India has a parliamentary system governed under the Constitution of India, which states the decentralization of power among central and state government. The head and supreme commander-in-chief for all defence forces India is the President of India. Election commission is a federal body, enacted under the provisions of the constitution, responsible for monitoring and administering all the electoral processes of India. It ensures free and fair elections without any bias. Lok Sabha is composed of representatives chosen by direct election by the people. 

The general elections were held for the first time in 1951. The strength of the house then was 489 seats with members chosen from the 26 states of India. Presently, there are 545 seats out of which two are unelected members of Anglo-Indian community in India. The elections are held every five years unless the government is dissolved beforehand. The members of Lok Sabha are elected through the general elections. The state elections are similar to general elections India. The general and assembly elections are both held with help of the rules laid down in Election Commission of India (ECI). It comprises of high-ranking government officials and is formed according the guidelines of the Indian constitution. The work of the ECI typically starts with the announcement of various important dates and deadlines related to the election, including the dates for voter registration, the filing of nominations, counting and results. Its activities continue throughout the time-period, when the elections are conducted in the country. The fact that elections across the country are held in phases and not at the same time extends the period of its work. The responsibilities of the ECI finally conclude with the submission of the results of the elections. 

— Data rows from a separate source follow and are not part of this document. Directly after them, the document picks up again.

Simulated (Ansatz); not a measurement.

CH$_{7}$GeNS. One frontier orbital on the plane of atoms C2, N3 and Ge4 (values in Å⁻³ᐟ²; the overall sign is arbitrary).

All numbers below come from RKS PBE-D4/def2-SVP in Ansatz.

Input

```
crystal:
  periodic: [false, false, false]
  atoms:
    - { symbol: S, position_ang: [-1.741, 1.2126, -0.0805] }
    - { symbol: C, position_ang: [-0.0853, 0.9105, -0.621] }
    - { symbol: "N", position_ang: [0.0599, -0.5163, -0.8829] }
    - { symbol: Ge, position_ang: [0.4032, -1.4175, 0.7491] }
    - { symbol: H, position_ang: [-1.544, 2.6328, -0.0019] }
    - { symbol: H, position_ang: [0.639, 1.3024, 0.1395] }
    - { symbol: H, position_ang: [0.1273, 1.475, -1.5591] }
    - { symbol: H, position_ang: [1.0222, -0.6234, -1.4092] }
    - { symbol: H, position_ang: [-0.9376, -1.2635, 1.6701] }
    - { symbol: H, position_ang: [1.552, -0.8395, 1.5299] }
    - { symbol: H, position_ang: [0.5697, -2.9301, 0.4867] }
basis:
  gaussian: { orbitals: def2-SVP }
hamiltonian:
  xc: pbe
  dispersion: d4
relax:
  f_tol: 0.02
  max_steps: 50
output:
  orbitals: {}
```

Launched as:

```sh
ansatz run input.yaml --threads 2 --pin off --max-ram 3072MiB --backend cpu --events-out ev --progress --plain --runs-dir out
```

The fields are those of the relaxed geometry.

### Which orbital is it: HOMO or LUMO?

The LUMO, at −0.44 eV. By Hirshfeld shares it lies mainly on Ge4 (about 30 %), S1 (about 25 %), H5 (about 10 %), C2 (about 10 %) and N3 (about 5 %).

All Indian citizens have the right to vote that have attained the age of 18 years. The ECI takes various measures to render electoral lists and that includes door to door registration and verification. The next big step of the electoral commission is to make a list of candidates. The candidates should provide their age properties and criminal records. The amount spent on campaigning is limited because candidates are likely to give bribery, gifts and benefits to the voters. Candidates should stop campaigning 48 hours before the polling begins. An indelible ink is applied on the finger of the voter once the process is complete; this is done in order to avoid the risk of bogus voting. The electronic voting machines or EVMS have replaced the traditional ballot boxes. 

Soon after the voting process is over, the EVMs are conducted under strict security to highly guarded centres where they are kept till the counting begins. There are provisions of bye-elections in booths and constituencies where some kind of dispute arises related to the voting process. The candidate with the maximum number of votes in a single constituency is declared to be the winner. On declaration of results, the legislative head invites the winning party to form the government. In the case of the centre, it is the President; whereas in the states, it is the Governor, who performs this duty. The party then has to ensure its majority through a vote of confidence. It needs a simple majority of at least 50% of the house to form the government. 

Types of elections – 

  1. Members of the Parliament in Lok Sabha: This is the most important election that takes place once in 5 years. Leader of the alliance takes oath as the Prime Minister. 
  2. Members of the State Legislative Assembly: people directly elect their representatives for the Legislative Assembly. The total strength of each assembly depends on each state, mostly based on size and population. 
  3. Members of the parliament in Rajya Sabha: Rajya Sabha is the upper house and its members are not directly elected by the people. They are elected by the members of legislative assembly of the respective states. 
  4. Members in local panchayat: people directly elect their representatives for a smaller geographical area. There are different types of local bodies namely corporations, municipalities, panchayats, etc. 

BHAVIK (EVM) was first used in 1997 elections and became the only method of voting in India. It provides faster results. Voter verified paper audit trail unit produces a paper slip, additionally called ballot slip, which contains the name, serial number and image of the candidate selected by the voter for his vote. The Supreme Court of India judged that citizens have the right to a negative vote by exercising a ‘none of the above’ (NOTA) option. India does not provide general absentee voting but it provides voting rights to Non-Resident Indians but still the physical presence at the voting booth is required.